The advent of Expandable Sand Screens (ESS) technology heralded a new era in mechanical downhole sand control by specifically addressing perceived limitations of standalone screens (SAS) and complexities of gravel packs. To date, ESS has been installed in over 400 wells worldwide under a variety of operating conditions, with the majority in single-zone environments.
This paper describes designs aspects and applications engineering behind historical ESS applications, and discloses findings from a recent survey of these installations to derive key performance and reliability indices. A discussion of how these findings have been used to better understand and refine operations envelope for ESS and improve robustness of applications engineering to yield greater system reliability is also included.
The productivity benefits of ESS technology, has been the subject of several authorative papers, with growing body of anecdotal evidence now in the public domain quantifying productivity gains achieved compared with other wells employing variety of other sand control techniques, particularly in open-hole environments.
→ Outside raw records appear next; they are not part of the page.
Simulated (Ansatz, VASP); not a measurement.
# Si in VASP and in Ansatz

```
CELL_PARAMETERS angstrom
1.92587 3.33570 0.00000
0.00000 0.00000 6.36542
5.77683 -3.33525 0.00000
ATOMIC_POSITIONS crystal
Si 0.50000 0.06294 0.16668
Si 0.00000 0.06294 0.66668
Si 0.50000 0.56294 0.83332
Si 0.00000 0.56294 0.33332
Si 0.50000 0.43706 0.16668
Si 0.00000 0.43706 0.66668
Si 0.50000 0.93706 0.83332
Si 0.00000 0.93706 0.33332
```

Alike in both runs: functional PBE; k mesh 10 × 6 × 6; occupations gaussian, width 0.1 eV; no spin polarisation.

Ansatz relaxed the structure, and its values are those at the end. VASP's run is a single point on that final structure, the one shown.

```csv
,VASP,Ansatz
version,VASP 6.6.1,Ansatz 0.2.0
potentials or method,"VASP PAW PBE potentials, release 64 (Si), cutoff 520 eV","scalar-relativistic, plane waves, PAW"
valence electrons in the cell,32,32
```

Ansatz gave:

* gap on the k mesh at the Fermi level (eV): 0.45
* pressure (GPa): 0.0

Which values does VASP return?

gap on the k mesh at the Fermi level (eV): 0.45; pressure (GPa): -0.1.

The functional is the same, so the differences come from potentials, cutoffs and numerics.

The drive for maximum well productivity compels many operators to consider openhole completion strategies. However, this has often not been possible through inability to achieve effective zonal isolation. Though ESS has been interfaced successfully with available annular barrier technologies to satisfy this goal in cased hole, technical limitations have constrained use in open hole.
This paper documents therefore an 18-month expandable technology research and development effort that has culminated in the introduction of a wholly new multi-zone Expandable Reservoir Completion (ERC) architecture, where selective isolation or production provides advantage.
This next generation ERC system combines slotted and solid expandable technology to deliver a reservoir completion with a combination of openhole production performance and casedhole functionality. Early results from initial ERC installations are showcased to illustrate system potential.
Introduction
In recent years there had been few radical developments in the sand control arena. When the first ESS was launched in 1999 it was not only a radical departure from convention, it introduced the concept of direct screen contact as a means of overcoming the limitations of SAS and complexities surrounding open hole gravel packs (OHGP). The design premise was that a compliantly expanded filter that could eliminate the screen-to-wellbore annulus would promote rapid formation stabilization and minimize the movement of sand particles around the screen under production conditions, resulting in reduced erosion and screen plugging. In so doing, and with the large directly exposed filter surface minimising pressure drop in the screen, both productivity and reliability would also be boosted1. The role of the reduction in the annular gap in increasing completion reliability has been discussed in Helland et al2
ESS was initially aimed specifically at openhole applications, with features such as large exposed filter area and variable ESS borehole contact (becoming known as compliant expansion) included to provide gravel pack functionality with the operational simplicity of a stand-alone screen. However, the applications envelope has over time extended to encompass cased-hole environments as a replacement for cased hole gravel packs (CHGP) and cased hole frac-packs (CHFP).